2. He completed his three skill-level on 7 Jul 11 and will have
24 months TIS effective, 4 May 12 based on the date he entered
active duty military service.
In support of his request, the applicant provides copies of his
AF Form 3007, Acknowledgement and Review on Date of Enlistment;
AF Form 1256, Certificate of Training; AF Form 1266, Certificate
of Training; and AF Form 3008.
The applicant's complete submission, with attachments, is at
Exhibit A.
_________________________________________________________________
STATEMENT OF FACTS:
On 4 May 10, the applicant enlisted in the Regular Air Force.
In Oct 06, the Air Force changed the accelerated promotion to
SrA policy for six year enlistees in the Combat Control (CCT)

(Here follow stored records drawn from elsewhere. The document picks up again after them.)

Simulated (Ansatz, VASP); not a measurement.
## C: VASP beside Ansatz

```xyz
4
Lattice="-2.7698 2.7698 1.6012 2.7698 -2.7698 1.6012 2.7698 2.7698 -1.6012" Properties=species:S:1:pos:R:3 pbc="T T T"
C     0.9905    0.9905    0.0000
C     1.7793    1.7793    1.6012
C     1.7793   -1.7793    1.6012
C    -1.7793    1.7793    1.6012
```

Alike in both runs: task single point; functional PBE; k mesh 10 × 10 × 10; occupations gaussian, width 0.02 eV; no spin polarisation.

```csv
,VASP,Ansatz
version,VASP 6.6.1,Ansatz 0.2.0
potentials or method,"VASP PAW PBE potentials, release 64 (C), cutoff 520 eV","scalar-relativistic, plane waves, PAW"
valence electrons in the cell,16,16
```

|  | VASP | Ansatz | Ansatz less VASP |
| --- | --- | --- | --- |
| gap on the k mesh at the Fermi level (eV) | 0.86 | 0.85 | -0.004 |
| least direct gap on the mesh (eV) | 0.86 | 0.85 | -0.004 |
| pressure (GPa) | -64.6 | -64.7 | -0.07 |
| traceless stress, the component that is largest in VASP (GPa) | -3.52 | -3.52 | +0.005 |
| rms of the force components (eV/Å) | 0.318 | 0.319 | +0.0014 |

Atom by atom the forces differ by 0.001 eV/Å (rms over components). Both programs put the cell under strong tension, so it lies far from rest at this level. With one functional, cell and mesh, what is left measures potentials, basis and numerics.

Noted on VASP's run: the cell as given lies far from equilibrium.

and Pararescue (PJ) Air Force Specialty Codes (AFSCs). Under
the old policy, airmen were eligible for promotion to SrA after
24 months TIS. Under the new policy, airmen are not eligible
for promotion to SrA until they have 36 months TIS or 28 months
time in grade (TIG). In most cases, airmen are promoted to SrA
four months later under the new policy.
The new policy is contained in a 20 Jun 06, AF/A1 message and an
Air Force Recruiting Service (AFRS), 5 Oct 07, procedural
guidance message. The new policy was added to AFI 36-2502, Airman Promotion/Demotion Programs, when the instruction was
revised and reissued on 31 Dec 09. Although the policy was
changed, the AF Form 3008 did not get revised to eliminate the
provision for accelerated promotion to SrA after 24 months TIS.
The AFRS message directed that this provision be lined out, but
that did not always happen.
The applicant signed the AF Form 3008, during final processing
at the Military Entrance Processing Station (MEPS) prior to
departing for basic military training (BMT) as per standard
procedures. Both the applicant and the MEPS Air Force Liaison
initialed and signed the AF Form 3008 in the appropriate areas;
including the statement containing the accelerated promotion to
SrA. During BMT the AF Form 3008 was re-accomplished and the
promotion statement was lined through and initialed by the
applicant and the 737 Training Support Squadron (TRSS)
representative.
The remaining relevant facts pertaining to this application are
contained in the letters prepared by the appropriate offices of
the Air Force, which are attached at Exhibits B and C.
_________________________________________________________________
AIR FORCE EVALUATION:
AFPC/DPSIP recommends denial. Although the revision to AFI 36-
2502 was not published incorporating the policy change until
after the applicant signed the AF Form 3008; the AF Form
3008 was corrected during BMT, so he was aware of the change in
policy/contract prior to entering technical training school.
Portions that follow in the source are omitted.